The life story of Guido Baracchi

March 24, 2007
Issue 

Communism: A Love Story

By Jeff Sparrow

Melbourne University Press 2007

336 pages, $26.95

Guido Baracchi's rich political life spanned nearly 70 years and encompassed some of the most important and exciting events of the 20th century, in Australia and internationally.

Baracchi was a founder of the Australian Communist Party (CPA) in 1920, and for many years was considered its leading theoretician. He worked for the communist movement in the Berlin of the Weimar Republic, and in Moscow in the 1930s. He was twice expelled from the Communist Party, and from 1940 to the 1960s was a member of the small Australian Trotskyist group led by Nick Origlass. He died on December 13, 1975, aged 88, after he had collapsed while campaigning for the re-election of Whitlam.

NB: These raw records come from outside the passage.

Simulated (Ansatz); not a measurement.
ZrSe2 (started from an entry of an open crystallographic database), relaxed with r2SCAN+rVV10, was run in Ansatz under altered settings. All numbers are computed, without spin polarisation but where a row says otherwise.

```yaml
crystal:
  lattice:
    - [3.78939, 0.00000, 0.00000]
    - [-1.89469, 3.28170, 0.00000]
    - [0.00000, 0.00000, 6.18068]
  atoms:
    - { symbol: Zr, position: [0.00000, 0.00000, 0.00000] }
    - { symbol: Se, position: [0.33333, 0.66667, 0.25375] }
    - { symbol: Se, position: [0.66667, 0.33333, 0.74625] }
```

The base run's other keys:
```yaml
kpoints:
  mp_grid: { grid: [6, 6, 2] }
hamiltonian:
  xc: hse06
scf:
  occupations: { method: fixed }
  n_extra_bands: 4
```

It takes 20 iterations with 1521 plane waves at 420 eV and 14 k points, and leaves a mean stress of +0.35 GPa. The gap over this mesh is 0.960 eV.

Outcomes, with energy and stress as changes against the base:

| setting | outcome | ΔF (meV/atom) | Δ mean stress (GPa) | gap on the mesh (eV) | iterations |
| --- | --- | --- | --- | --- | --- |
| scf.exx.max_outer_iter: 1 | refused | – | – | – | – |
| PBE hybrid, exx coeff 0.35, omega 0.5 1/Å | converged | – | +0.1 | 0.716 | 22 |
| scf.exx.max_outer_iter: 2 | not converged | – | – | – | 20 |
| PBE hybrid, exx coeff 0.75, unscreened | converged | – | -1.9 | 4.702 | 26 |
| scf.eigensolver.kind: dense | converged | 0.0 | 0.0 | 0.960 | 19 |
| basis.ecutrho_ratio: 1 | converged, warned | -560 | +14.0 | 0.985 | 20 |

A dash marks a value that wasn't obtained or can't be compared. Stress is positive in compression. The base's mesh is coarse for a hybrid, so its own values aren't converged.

Baracchi also had a rich personal life. His many love affairs as well as the details of his political activities are recounted in Communism: A Love Story, a biography of him by Jeff Sparrow. But the title refers fundamentally to his lifelong commitment to the ideals of communism — "communism always remained Guido's great love: a vision of a different world that burned itself into his soul and stayed with him all his life. It was communism to which he gave his heart — and communism that wounded him the most."

Russian Revolution

Communism describes well the impact of the Russian Revolution and Lenin's Bolshevik party in transforming the existing socialist and radical milieu in Australia — "Communism generated a palpable excitement" in the "struggle between the old era dying and a new one struggling to be born".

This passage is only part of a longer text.